Gagosian Gallery began in 1979 in Los Angeles. In 1985, the business moved from Los Angeles to New York. In 1986, Gagosian opened a second space on West 23rd Street in Manhattan. The Gagosian Gallery program made exhibitions of contemporary art, as well as presenting works of Modern art.

In the 1980s, the Los Angeles gallery showed the work of young contemporary artists such as Eric Fischl, Jean-Michel Basquiat and David Salle, as the New York City space mounted exhibitions dedicated to the history of The New York School, Abstract Expressionism and Pop Art by showing the earlier work of Robert Rauschenberg, Roy Lichtenstein and Willem de Kooning.

In 1989, a new and more spacious gallery opened in New York City at 980 Madison Avenue with the inaugural exhibition: “The Maps of Jasper Johns.” During its first two years, the Madison Avenue space, once used by Sotheby’s, presented work by Yves Klein, Andy Warhol, Cy Twombly and Jackson Pollock. Shortly after, artists such as Walter de Maria, Philip Taaffe, Francesco Clemente, and Peter Halley joined the gallery.

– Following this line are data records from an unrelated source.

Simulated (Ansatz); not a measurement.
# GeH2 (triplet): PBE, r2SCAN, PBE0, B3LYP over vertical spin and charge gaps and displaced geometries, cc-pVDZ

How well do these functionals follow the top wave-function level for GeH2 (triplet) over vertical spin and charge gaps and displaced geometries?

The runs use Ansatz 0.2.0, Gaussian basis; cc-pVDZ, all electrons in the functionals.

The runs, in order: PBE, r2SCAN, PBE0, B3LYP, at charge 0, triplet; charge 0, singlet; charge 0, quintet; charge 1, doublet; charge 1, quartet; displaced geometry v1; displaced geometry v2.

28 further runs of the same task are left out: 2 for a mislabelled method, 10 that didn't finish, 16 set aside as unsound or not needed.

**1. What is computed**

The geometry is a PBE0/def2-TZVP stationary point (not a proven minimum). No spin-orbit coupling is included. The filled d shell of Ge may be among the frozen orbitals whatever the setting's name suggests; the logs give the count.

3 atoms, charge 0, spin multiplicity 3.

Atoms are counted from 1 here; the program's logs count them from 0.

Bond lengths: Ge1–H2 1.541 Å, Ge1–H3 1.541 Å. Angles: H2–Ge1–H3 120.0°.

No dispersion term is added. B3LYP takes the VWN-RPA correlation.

In spring of 2000, Gagosian became an international gallery with the opening of a Caruso St John-designed space on Heddon Street in Picadilly, London, then the largest commercial art gallery in the city. The U.K. gallery inaugurated its exhibitions program with a performance by the Italian artist Vanessa Beecroft, followed by an exhibition of works by Chris Burden. In September 2000, in New York, Gagosian held the Hirst show, Damien Hirst: Models, Methods, Approaches, Assumptions, Results and Findings.

A second London Gallery, also designed by Caruso St John, on Britannia Street, opened in May 2004 with a paintings and sculpture show by Cy Twombly. Comparable to the Chelsea exhibition space in size, this addition was then the largest commercial art gallery in London. It accommodated large sculpture, video pieces and installations such as Martin Kippenberger’s show, The Magical Misery Tour, Brazil. The Heddon Street location closed in July 2005, and a new storefront space on Davies Street opened simultaneously with an historic exhibition of Pablo Picasso prints.

In 2010, Gagosian opened its Paris gallery at 4, rue de Ponthieu, where it debuted with an exhibition of five new acrylic abstracts and five bronze sculptures by Cy Twombly. Priced between $4 million and $5 million each, all the paintings sold before the gallery officially opened. Located off Rue du Rhône in Geneva’s business district, a 140-square-metre Art Deco space was opened as the gallery’s Swiss outpost later that year.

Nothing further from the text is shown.